Monday, Nov. 29, 1948

Free, Absolutely Free

If you don't object to 100 million people eavesdropping on your private life, life can be beautiful--after a fashion. In its role of vulgar Lady Bountiful, radio is showering quiz-answering Americans from its loudspeaking horn of plenty. It supervises their marriages and honeymoons, builds houses for them, gets them jobs--even fixes their teeth or buys them wooden legs.

Every Day Is Christmas. Through the openhandedness of sponsors, Americans are now driving new cars, thumbing well-filled bank books, taking jaunts to

Europe, vacationing on private islands in Minnesota lakes and sailing the inland waterways aboard their own yachts. All they have to do is to be ready when the time comes to answer some such question as: "How old was Julius Caesar when he married the daughter of Lucius Cinna?" (Answer: 17.)

Radio can even provide a new personality, or renovate an old one. A Twin Falls, Idaho matron who reported that she had "always suffered from inferiority and insecurity" was chosen "Queen for a Day." "Now," she testifies, "I can meet anyone, look them in the eye and feel equal."

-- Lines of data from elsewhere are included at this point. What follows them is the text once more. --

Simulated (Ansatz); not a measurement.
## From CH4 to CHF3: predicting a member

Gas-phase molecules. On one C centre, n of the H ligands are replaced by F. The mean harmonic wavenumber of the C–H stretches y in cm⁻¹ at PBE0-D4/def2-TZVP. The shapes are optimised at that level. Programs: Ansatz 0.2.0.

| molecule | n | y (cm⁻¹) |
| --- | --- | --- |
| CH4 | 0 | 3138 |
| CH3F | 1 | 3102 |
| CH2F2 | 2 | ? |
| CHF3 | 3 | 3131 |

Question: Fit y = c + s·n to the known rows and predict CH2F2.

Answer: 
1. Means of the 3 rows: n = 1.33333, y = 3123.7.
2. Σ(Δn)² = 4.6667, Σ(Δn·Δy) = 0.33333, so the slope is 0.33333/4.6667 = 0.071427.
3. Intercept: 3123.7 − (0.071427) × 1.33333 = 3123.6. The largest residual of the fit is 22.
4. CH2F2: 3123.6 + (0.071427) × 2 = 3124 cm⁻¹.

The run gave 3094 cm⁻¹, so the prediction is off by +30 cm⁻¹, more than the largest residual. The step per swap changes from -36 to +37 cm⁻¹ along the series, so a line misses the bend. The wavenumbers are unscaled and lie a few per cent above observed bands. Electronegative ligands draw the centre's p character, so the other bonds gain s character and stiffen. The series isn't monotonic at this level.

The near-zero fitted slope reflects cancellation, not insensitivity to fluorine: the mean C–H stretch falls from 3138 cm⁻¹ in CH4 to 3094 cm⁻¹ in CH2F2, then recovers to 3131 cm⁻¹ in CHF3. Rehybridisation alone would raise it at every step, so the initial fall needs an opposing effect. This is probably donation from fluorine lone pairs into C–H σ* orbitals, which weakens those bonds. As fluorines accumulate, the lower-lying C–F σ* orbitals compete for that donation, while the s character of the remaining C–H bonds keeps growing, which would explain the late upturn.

Every Man a King. Last week New York Star Columnist Max Lerner took a wincing look at the good fortune that radio's cornucopia had showered on the family of Edward Easton, an unemployed jewelry salesman of Attleboro, Mass. Mrs. Easton had correctly named a tune on ABC's Stop the Music. Wrote Lerner:

"Consider what the horn of plenty poured out for the Eastons: a two-week vacation in Paris for the family. (After Paris you still need to find a job.) A place-setting for twelve at the table (here come the relatives). A $2,500 television set (here come the neighbors) ... A diamond ring and a diamond watch and bracelet, valued at $6,000 . . . About $4,000 worth of men's furnishings for Mr. Easton (all dressed up but where do we go?). A $1,500 wardrobe and an $1,800 'natural Norwegian blue-fox pouch cape' for Mrs. Easton. A $1,500 luggage set. And, for its first use, a trip to New York 'for a complete glamor re-do.'

"If I wrote a novel [about the Eastons] I know how my first chapter would end. Three minutes after Mrs. Easton answered the phone and gave the right formula . . . the doorbell rang. It was an insurance salesman. He had been passing through Attleboro with his car radio on, listening, of course, to Stop the Music. When he heard the address, he headed for the house. He was Johnny-on-the-spot, the first of an intolerable army of mercenaries. I didn't make up the insuranceman episode. That, too, happened to the Eastons."